Overgroups of the arboreal representation of PCF polynomial

TL;DR

This paper studies the Galois representations arising from PCF polynomials over number fields, identifying new overgroups where these images must lie, and analyzing their structure and generators.

Contribution

It introduces a new class of overgroups for Galois representations of PCF polynomials and characterizes their structure and properties.

Findings

Identified overgroups containing Galois images of PCF polynomials.

Proved the Galois image is isomorphic to one of these overgroups.
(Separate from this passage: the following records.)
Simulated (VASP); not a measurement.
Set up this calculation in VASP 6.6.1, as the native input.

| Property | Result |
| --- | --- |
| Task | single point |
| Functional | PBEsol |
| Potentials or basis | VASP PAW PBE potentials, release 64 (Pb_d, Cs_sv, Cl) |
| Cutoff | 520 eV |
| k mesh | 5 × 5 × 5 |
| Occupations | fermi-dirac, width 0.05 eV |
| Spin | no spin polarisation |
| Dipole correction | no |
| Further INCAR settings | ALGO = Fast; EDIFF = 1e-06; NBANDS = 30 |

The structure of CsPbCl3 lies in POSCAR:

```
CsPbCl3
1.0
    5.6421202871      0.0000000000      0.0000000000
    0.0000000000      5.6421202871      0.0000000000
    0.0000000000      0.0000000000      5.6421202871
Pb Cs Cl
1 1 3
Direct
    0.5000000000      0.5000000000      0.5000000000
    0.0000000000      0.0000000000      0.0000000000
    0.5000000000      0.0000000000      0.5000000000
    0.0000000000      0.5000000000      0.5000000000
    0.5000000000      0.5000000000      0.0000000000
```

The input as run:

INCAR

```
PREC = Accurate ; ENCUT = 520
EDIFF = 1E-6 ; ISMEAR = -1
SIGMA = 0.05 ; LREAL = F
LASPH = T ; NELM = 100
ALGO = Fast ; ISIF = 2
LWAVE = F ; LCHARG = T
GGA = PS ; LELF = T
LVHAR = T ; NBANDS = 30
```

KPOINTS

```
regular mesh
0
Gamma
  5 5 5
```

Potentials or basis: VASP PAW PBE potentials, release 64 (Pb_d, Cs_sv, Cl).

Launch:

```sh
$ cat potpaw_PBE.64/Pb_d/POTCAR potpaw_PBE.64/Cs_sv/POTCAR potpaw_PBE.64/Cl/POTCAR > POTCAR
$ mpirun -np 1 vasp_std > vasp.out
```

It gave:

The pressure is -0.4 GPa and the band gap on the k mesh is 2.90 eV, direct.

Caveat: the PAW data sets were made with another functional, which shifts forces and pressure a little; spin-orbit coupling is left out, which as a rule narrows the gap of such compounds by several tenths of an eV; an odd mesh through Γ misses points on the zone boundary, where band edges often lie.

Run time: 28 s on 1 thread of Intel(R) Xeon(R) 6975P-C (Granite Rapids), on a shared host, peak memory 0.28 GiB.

Bounded the number of generators of these overgroups.

Abstract

Consider a number field $K$ and a rational function $f$ of degree greater than 1 over $K$. By taking preimages of $\alpha\in K$ under successive iterates of $f$, an infinite $d$-ary tree $T_\infty$ rooted at $\alpha$ can be constructed. An edge is assigned between two preimages $x$ and $y$ if $f(x)=y$. The absolute Galois group of $K$, acting on $T_\infty$ through tree automorphisms, generates a subgroup $\text{Gal}_f^\infty(\alpha)$ in the group of all automorphisms of $T_\infty$, $\text{Aut}(T_\infty)$. We have discovered a new class of natural overgroups in which the image of the Galois representation attached to a PCF polynomial must reside. Moreover, we have found that the image of the Galois representation of a new PCF polynomial is isomorphic to one of these overgroups. We also investigate the structure of these overgroups for specific maps, such as normalized dynamical Belyi polynomials, and show that the normal subgroups of these overgroups form a unique chief series. This allows us to bound the number of generators through group-theoretic analysis.